Diluting flow means a flow of diluting liquid which is added to the fibre suspension stream, usually at a selected position along a tube bank which distributes the fibre suspension over the cross section of the head box. By adding diluting liquid to the fibre suspension flow, the local fibre concentration of the stream and thus the grammage of the product can be adjusted and the CD profile can be optimised. In connection with this, any influence on the local direction and velocity of the stream can be established by means of the method and the device according to the invention.
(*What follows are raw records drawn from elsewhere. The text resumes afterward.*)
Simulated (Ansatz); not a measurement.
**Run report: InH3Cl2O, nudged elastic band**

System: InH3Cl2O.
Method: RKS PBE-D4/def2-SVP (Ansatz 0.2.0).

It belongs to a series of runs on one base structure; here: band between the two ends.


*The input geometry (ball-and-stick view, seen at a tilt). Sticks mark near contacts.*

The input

Discharge opening means the gap-like opening which the head box has in the CD, from which opening the fibre suspension stream flows out onto the wire. At least the upper edge of the opening can be regulated along the CD, by virtue of the fact that the "upper Up", that is to say the front wall and the rim, can be regulated upwards or downwards to increase or reduce the height of the opening. Along the upper lip/rim, there is also a number of uniformly distributed adjusting screws, by means of which the rim, which is to some extent flexible, can be raised or lowered locally. In this way, the discharge opening can be regulated over the CD.

In order for it to be possible to form a relevant vector field profile in the CD, measurements should be performed at at least two measuring points along the CD, preferably three points or at least three points and even more preferably five points or at least five points along the CD. How many measuring points are analysed depends on which type of analysis or which type of operating parameter adjustment is concerned. When edge valve setting or pressure balancing is to be carried out, for example, three measuring points may be sufficient, one reference measuring point in the centre of the CD being analysed, and one in the vicinity of each short end of the head box. If the intention is to adjust the discharge opening, on the other hand, it may be justified to analyse measurement data at up to twice as many measuring points as there are adjusting screws, that is to say to analyse measurement data with a measuring point density with interspaces of the order of 5-10 cm. If an analysis of what is known as streakiness is desired, measurements at 2-3 measuring points for each tube in the tube bank may be required, which can mean a measuring point density with interspaces of the order of 5-40 mm, or around 10-20 mm in the CD. It is also possible to provide a fixed meter which analyses the fibre suspension stream in the centre of the CD, plus a traversable meter which analyses a profile in the CD. Measurement data from the fixed meter can then be used in order to compensate the profile measurements for pulsations and regulating variations of the mixing pump etc.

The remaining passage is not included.